Jinhua Hong1, §, Yuhao Pan2, §, Zhixin Hu2, Danhui Lv1, Wei Ji2, *, Chuanhong Jin1, *,Jun Yuan3, Ze Zhang1
1State Key Laboratory of Silicon Materials, Key Laboratory of Advanced Materials and Applications for Batteries of Zhejiang Province, Department of Materials Science and Engineering, Zhejiang University, Hangzhou, Zhejiang 310027, China.
2Beijing Key Laboratory of Optoelectronic Functional Materials & Micro-Nano Devices,Department of Physics, Renmin University of China, Beijing 100872, China
3Department of Physics, University of York, Heslington, York, YO10 5DD, United Kingdom
§ These authors contributed equally to this work.
Correspondence and request for materials should be addressed to C.J. (firstname.lastname@example.org), W.J. (email@example.com).
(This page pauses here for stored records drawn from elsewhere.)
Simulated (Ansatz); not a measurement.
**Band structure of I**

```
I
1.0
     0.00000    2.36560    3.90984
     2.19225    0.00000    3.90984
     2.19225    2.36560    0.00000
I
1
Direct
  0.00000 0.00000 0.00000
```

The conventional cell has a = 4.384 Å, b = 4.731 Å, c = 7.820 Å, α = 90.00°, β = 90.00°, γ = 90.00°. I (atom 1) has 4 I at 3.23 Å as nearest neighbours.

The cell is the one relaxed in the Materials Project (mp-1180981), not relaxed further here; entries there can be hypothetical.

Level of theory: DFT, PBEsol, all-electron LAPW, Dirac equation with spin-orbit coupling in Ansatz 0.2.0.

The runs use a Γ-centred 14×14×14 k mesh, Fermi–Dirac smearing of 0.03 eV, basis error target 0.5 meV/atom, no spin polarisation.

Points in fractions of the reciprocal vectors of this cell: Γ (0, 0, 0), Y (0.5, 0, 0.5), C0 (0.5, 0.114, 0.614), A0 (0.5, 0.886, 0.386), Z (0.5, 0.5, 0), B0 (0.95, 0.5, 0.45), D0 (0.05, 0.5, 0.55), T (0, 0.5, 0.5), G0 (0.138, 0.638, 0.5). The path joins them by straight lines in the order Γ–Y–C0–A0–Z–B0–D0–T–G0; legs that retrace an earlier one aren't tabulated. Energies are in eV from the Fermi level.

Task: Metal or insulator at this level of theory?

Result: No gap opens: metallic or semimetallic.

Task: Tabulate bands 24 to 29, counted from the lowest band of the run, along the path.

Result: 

DOI:10.1021/acs.nanolett.6b05342 Publication Date: May 26, 2017
The motion of microscopic particles is always at the heart of modern physics research, among which the random migration of atom or molecule is a fundamental but charming issue. In surface science, probing their metastable states down to atomic scale is always of crucial importance to discover the underlying kinetics, of which public awareness is currently constructed almost on theoretical calculations. Here we track the atomic-scale evolution of vacancy and adatom in molybdenum disulfide through the time series of ADF imaging. For the first time, we capture their metastable states and suggest kinetic pathways for their migration which are verified by our ab-initio calculations. The experimental statistics of hoppings of Mo vacancy and Mo adatom and DFT calculations have also depicted the consistent two-dimensional potential landscape. Our systematic illustration of the evolution of defects will fundamentally deepen our knowledge of surface dynamics at atomic scale.